In the middle of this chapter, however, there are a few verses of praise:
  • They lift up their voices, they sing for joy; they shout from the west over the majesty of the Lord. Therefore in the east give glory to the Lord; in the coastland of the sea glorify the name of the Lord, the God of Israel. From the ends of the earth we hear songs of praise, of glory to the Righteous One. (14-16a)
There is unity in both desolation and praise. These verses speak of all people, both easterners and westerners from the ends of the earth. This praise, however, feels jarring and odd in the middle of a chapter of doom. But just as the judgment was interrupted with spontaneous praise, so the praise will be interrupted with an odd, secretive word of warning “But I say, I pine away, I pine away. Woe is me! For the treacherous deal treacherously, the treacherous deal very treacherously” (16b). This is not a chapter of joy and two and a half verses of praise cannot detract from the images of prisoners in pits and snares and an utterly broken earth.

This chapter is apocalyptic. In vivid, sometimes sublimely beautiful language, it communicates the destruction of the earth and of unending punishment. Yet, oddly enough, this isn’t what I heard when I first read it. The second verse struck me and pulled me into a sudden awareness. I stopped and re-read it:
  • And it shall be, as with the people, so with the priest; as with the slave, so with his master; as with the maid, so with her mistress; as with the buyer, so with the seller; as with the lender, so with the borrower; as with the creditor, so with the debtor. (24:2)
To this list I would add, as with the mentally stable, so with the mentally ill; as with the fulfilled, so with the downtrodden; as with the pious, so with the atheists; as with those with all the answers, so with those filled with questions. The list could continue for pages. What surprises me is how well the original list in Isaiah still speaks to my era. People are still doing the same things, filling the same roles.

But this isn’t what struck me, what struck me was the fact of unity in both existence and in death. Human beings seem to find distinctions between everything and everyone. I understand that we need these distinctions in some ways to make sense of the world and to understand who we are as individuals. But, too often we allow these distinctions to take over and remove all mystery from our existence.
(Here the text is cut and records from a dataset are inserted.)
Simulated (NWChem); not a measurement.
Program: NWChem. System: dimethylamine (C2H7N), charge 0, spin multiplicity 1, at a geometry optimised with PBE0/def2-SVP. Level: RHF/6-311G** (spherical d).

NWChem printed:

We miss the connection that we have to everything else in our world, simply through our shared existence and inescapable death. The world is an unexplainable miracle. The fact that I can think enough to even come up with distinctions is a miracle. The fact that I can feel both love and hate, happiness and anger is miraculous. To the list in vs. 2 I should also add, as with me, so with you. We all exist and we will all die. This is the mystery and the miracle that we all share and that we are all blessed and cursed by.

It is important to remember that the twenty-fourth chapter of Isaiah not only cuts down the distinctions between you and me, but also between you and me and the dirt, you and me and the sun and the moon, even between you and me and the mysterious hosts of heaven. The mystery of creation extends ever outward from every small, visible piece of existence towards every invisible and unknowable thing. When it comes to existence and death, we are a unified creation. In horrific and terrifying terms, the twenty-fourth chapter of Isaiah reminds us of this fact.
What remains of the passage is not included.